Both sides agree that some zinc plates were necessary after the bronze propeller was installed; the only difference is how far forward they should have run. Again, we see no reason to cut the bill charged by the shipyard and paid by the libellant. We do not indeed mean that as to any of these items the claimant had to accept whatever the libellant chose to pay, and we recognize that in the nature of things it cannot challenge the figures except through the mouths of expert witnesses. But when the work is done in due course by a shipyard of standing, without suspicion that it and the libellant are seeking to swell the claim, the contrary testimony should be convincing. Here the experts were divided and there was no clear preponderance, except again for the commissioner's preference for Gebauhr and Bagger. That will not serve to discredit charges made and paid in due course. We award $465.13.

(4) Wharfage Charge against the Cargo during Repairs.

This item follows our disposition of the charges for docking the ship, drawing the tail shaft and the like. We award $360.50.

(5) Demurrage on Grain Barges.

This follows the previous item and for the same reason. We award $66.39.

(6) Services of Men to Watch the Cargo Receiving Clerk and Handling Him.

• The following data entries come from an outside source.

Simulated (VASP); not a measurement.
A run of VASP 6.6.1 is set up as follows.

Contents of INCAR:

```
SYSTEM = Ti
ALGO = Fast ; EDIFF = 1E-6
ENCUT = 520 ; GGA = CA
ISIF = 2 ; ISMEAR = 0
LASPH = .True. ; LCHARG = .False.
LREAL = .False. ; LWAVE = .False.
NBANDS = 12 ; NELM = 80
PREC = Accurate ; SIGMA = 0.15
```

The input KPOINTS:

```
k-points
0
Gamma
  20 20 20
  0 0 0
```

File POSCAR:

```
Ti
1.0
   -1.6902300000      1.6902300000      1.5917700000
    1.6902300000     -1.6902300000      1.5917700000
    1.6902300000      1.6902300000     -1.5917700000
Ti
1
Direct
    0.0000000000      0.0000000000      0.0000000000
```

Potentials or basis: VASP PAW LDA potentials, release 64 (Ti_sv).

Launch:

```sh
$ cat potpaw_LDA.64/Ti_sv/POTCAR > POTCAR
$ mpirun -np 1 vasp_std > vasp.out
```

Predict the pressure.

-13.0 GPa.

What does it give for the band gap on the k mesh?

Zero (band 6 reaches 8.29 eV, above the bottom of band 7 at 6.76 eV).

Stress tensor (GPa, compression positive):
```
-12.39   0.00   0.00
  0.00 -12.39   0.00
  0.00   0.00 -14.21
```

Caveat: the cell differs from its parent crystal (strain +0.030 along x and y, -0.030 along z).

This also follows the two previous items. We award $138.26.

(7) Survey Fee of Ross.

Ross was employed as a surveyor by the libellant and spent his time first in examining the ship to find what damage had been done, and later to supervise the repairs. Some of his services were on the libellant's account, some on the claimant's. The burden of allocation was on the libellant, which did not discharge it. We award $25, the amount admitted by the claimant.

(8) Disbursing Fees of Ship's Agent.

Part of this item is 2½% upon the added expenses for which the agent disbursed the ship. It should be calculated upon the sums awarded, omitting the cost of a new iron propeller. The other part, $75, was the result of cutting in half a bill of the ship's agent for services "arranging for repairs, consultation with captain, underwriters, agents, surveyors and attorneys, etc." The apportionment is merely a guess and cannot be allowed. We tentatively figure the award at $118.47 (2½% on $4742.61), but the parties must settle the exact amount.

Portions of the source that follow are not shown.